On April 6th 2014, a melancholic Virat Kohli collected his player of the tournament award for the World T20. He had scored 319 runs in the tournament, carrying India with four fifties in six innings and adding a magnificent 77 in the final. It wasn’t enough. Sri Lanka cruised to the target of 131 with two overs to spare, to deny India a second World T20 title.
Fast forward to March 31st 2016 and Kohli’s brilliant 89* in the semi-final could only give India a slightly above-par 192. It wasn’t enough again. India’s star batsman has not had the requisite batting support to take his nation to the trophy in the last two tournaments.
On home soil, entering the 2016 edition with ten wins out of eleven, India looked a safe bet to win the World T20. But throughout the tournament the cracks began to show. They were humbled in their opener against New Zealand. They squeezed past Bangladesh. In their other two group games, Kohli scripted two perfect chases. Against Pakistan, when every other batsman looked all at sea, his 55* guided India to victory in the most heated rivalry in cricket. Then, against Australia, in what was effectively a quarter-final, he accelerated at the perfect time during his 82* to take India to the semis. He called it his best ever T20 innings. Few would argue.
Kohli’s run tally for the tournament was 273, at an average of 136.5 and a strike rate of 146. The rest of the Indian team scored 396 runs, at an average of 15 and a strike rate of 105. It was as if, in every game, Kohli was playing on a different pitch to his team-mates. While he was somehow deflecting yorkers through point for four, his batting partners couldn’t even put away the bad balls.
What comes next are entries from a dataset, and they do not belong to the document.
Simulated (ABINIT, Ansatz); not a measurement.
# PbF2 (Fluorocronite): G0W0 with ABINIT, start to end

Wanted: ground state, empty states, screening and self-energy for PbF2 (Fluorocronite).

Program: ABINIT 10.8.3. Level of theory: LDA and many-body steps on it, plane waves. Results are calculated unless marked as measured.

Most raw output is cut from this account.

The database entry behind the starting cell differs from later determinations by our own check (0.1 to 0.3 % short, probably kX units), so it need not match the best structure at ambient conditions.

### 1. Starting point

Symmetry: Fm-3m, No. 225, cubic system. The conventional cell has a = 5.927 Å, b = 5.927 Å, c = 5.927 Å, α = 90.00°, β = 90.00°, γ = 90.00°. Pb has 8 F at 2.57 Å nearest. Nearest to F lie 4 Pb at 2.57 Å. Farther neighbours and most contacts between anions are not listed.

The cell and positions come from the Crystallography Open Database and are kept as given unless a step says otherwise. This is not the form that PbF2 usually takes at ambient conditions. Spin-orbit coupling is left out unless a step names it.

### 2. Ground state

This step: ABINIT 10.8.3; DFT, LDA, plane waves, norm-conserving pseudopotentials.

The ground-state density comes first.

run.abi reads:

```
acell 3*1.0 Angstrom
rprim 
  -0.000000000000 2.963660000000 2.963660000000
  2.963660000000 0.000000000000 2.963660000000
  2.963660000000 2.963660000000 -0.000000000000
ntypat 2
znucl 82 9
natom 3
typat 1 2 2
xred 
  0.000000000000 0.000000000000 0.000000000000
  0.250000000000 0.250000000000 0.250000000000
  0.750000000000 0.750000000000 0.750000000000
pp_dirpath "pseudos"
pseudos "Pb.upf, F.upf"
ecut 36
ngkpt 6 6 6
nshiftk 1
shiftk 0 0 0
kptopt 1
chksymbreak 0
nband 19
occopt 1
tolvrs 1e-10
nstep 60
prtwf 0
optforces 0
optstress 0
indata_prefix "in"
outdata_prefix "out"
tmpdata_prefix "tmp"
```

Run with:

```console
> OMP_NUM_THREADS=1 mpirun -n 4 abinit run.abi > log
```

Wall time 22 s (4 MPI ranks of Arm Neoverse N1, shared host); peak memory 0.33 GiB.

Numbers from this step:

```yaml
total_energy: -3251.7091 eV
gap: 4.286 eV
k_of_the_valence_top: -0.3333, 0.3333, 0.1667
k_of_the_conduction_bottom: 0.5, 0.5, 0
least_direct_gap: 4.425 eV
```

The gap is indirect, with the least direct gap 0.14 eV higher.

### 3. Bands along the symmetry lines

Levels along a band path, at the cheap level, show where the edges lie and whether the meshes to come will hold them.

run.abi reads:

Any successful side at a world tournament will have batting contributions throughout the side, but it simply wasn’t there for India this March. England have seen Roy, Buttler and Root score fifties. West Indies got a hundred from Gayle, plus fifties from Fletcher, Charles and Simmons. Aside from Kohli’s three fifties, India have mustered a thirty each from Dhoni and Raina.
All three of those sides have looked flawed. England’s seam attack was poor in their opening two games; West Indies were baffled by Afghanistan’s spinners. But what has made them, and not India, finalists is their ability for other players to compensate.
When Kohli could only score 23 against New Zealand, the rest of the line-up crumbled to 79. When he made 24 against Bangladesh, India posted 146, which would have been chased, had it not been for a calamitous final three balls for the Tigers. He seemed to relish the pressure of the big occasion in a way that other batsman simply could not. It’s probably why he averages over 90 in T20I chases.
Back in the 2014 final, Yuvraj Singh spluttered to 11 off 21 balls, while Kohli at the other end went to 77 off 58. In the 2016 semi, Ajinkya Rahane’s effort was not as disastrous as Yuvraj’s, but his 40 off 35 definitely hindered the team. Meanwhile, Kohli breezed to 89 off 47. It’s not as if these team-mates are bad batsman—they all have solid IPL records, so they should know how to navigate the Indian conditions. In fact, Kohli’s IPL stats are relatively modest compared to his T20I record; he just steps up to the international stage in a way that his contemporaries have not.
Perhaps it’s his intensity that makes Kohli so good in the pressure situations. It was on display all tournament. In the Australia game he didn’t even raise his bat for his fifty, such was the tension of the chase. He looked a man possessed to win the game for this nation. He succeeded that time, but he cannot always bat India to victory alone.
India will be bitterly disappointed not to have made it to the final. The cliché goes that the Indian Premier League has made them T20 specialists, but their only World title came in 2007—before the inaugural IPL. 2016 seemed their best opportunity. They finally had a balanced, in-form team, with a reliable bowling attack. But it was only Kohli who lived up to, and exceeded, the pre-tournament hype.
Unless Root scores 79 in the final, Kohli’s 273 will make him the leading run scorer in the 2016 World T20, as he was in 2014. But just like in 2014, his heroic exploits with the bat have not been enough to win the tournament.